I have recently written a much more mathematically involved post using the negative binomial and wrote up a discrete probability distribution primer. These are a more complete treatment of the the topic. However, this post is a good overview of the basics.

My friend sparked my recent interest in Poisson distributions by mentioning how rare it is to meet a romantic interest/significant other that you’ll have a long term relationship opposed to going out for just a few dates or even dating at all. I immediately though about earthquakes. It’s strange, but makes some sense, since the large-impact earthquakes are both very unpredictable and rare, much like dating. I’d love to show this actually happens, but since I can’t download relationship data, I’ve found something almost as good: baseball data!

A Poisson distribution [pronunciation] is used for count data and rare events over a specified time/area. This is in contrast to the more familiar bell-curve normal distribution which uses continuous data. [For math/science people, it’s a decaying exponential] A few good example potential models using a Poisson distribution are number of sick days a person uses through out a year or traffic accidents per month on a certain stretch of road. Earthquake frequency modeling is probably one of the more famous uses of a Poisson distribution.

Getting back to baseball, runs are not common events, and I wouldn’t go so far to call them rare events. However, in the context of individual innings, runs are rare. Going back to a previous post about the Pirates’ run probability, any given team in MLB only has a 26% chance that they will score in any given inning. This means that 73% of the time you are watching baseball you are watching the teams not score. I am interested in how often a team will score 0, 1, 2, 3 or more runs in an inning. To determine the probability that a certain number of runs are scored in any inning a Poisson distribution can be used and it follows the general form:

[latex]P(X) = \frac{e^{-\lambda}\lambda^X}{X!} [/latex]

Substituting the [latex] \lambda [/latex] term for the Run Expectancy for the beginning of a inning which is .4615 runs an inning in 2013, you will the red distribution line below. [ Run Expectancy/Expected Runs is a fancy way to say the average runs for a given situation.] The blue area represents the actual run frequencies, and the gold line is the distribution which I obtained from regression.

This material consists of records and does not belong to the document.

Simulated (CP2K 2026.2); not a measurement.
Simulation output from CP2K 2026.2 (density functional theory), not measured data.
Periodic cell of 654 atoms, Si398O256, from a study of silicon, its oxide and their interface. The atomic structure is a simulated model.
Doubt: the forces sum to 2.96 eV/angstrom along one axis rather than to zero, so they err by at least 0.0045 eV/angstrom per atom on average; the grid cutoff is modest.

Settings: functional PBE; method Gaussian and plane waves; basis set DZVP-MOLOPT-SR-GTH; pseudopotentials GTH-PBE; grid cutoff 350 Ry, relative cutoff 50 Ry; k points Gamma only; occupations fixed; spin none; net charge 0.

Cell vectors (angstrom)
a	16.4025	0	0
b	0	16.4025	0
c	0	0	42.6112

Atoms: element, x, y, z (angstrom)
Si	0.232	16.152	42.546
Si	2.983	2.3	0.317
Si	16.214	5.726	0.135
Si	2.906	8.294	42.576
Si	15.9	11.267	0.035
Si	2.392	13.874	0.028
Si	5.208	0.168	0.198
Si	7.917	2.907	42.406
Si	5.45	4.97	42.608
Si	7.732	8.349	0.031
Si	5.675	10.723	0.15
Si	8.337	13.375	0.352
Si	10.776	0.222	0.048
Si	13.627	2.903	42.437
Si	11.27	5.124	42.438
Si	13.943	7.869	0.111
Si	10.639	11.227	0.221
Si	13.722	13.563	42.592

The Poisson distribution describes how often runs are scored during innings pretty well, but it’s not perfect. The trend line underestimates the shutout and big-run innings, while overestimating the one-run innings. The model shown above is suffering from overdispersion, which means the variance [how spread out the data is] is larger than what the model assumes. The short reason to account for the lack of fit is that baseball isn’t completely random. You’ll have better teams who score multiple runs in an inning against poor teams who will in turn fail to score any runs in an inning. The disparity in teams will cause a wider variance in run scoring.

The red line in the graph above is a distribution I obtained when I regressed the count data against the number of runs and obtained a ‘new’ mean. This distribution is a little bit closer to the empirical data, though it still suffers overdispersion.

I’ve put all the counts and frequencies/probabilities into a table so that it is easier to reference. If you wanted to calculate the probability that you would see an entire game (full 9 innings) with 7 or more runs in an inning (like last night’s Pirates game), you would use the following formula:

[latex] P(X) =1-P([/latex]of not having any +7-run innings[latex])^{18 innings}[/latex]

[latex]= 1 – (1-[.0009+.0003+.0001])^{18} = .02314 [/latex]

So there’s a roughly 2% chance that any baseball game you attend will have an inning with 7 or more runs scored in it.